Green Smile – Created by Hyukjoo Kwon, Green Smile is a full color web series from Korea focusing on a young harp seal’s search for his mother after they’re separated following an encounter with hunters in the arctic. I have to admit that I’m something of a sucker for talking animal stories and the idea of Umbi, the young harp seal, looking for his mother kind of tugs on my heart strings a bit. The fact that it deals with seal hunters, whalers and more gives it a hint of social relevance that also appeals to me. The art in the preview does look awfully cartoonish but not enough to lessen my desire to see and read more of the series.

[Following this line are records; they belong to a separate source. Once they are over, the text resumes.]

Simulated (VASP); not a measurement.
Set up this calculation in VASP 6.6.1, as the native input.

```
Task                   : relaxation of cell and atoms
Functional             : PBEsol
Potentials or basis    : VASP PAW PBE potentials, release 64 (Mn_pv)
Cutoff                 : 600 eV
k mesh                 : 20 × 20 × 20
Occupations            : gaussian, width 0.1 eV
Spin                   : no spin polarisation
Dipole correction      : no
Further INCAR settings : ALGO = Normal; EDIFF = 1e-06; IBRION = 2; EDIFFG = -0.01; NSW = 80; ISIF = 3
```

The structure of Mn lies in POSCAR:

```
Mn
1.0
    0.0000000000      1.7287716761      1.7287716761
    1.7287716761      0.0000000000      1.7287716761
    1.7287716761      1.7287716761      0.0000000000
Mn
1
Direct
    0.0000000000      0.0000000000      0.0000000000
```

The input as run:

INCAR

After talking about those titles I do feel the need to mention one other thing. This site really doesn’t seem to have been created with the fans in mind. Certainly potential fans can peruse the titles, look at the previews and then bug local publishers about possibly bringing some over, but the preview catalogues are clearly intended for licensing purposes. The previews are incredibly short, only a page or two at the most, and the entries include contact information for rights acquisitions and more. It’s certainly an interesting idea and there’s nothing wrong with attempting to promote your countries entertainment abroad but the short previews don’t do much more then whet your appetite for these series. The lack of press about it also makes me wonder how effective it’ll be, hence this entry being my attempt to help give it some attention and get some eyes on it. If nothing else the previews, summaries and story information should help give us an idea of how varied Manwha can be in both style and content.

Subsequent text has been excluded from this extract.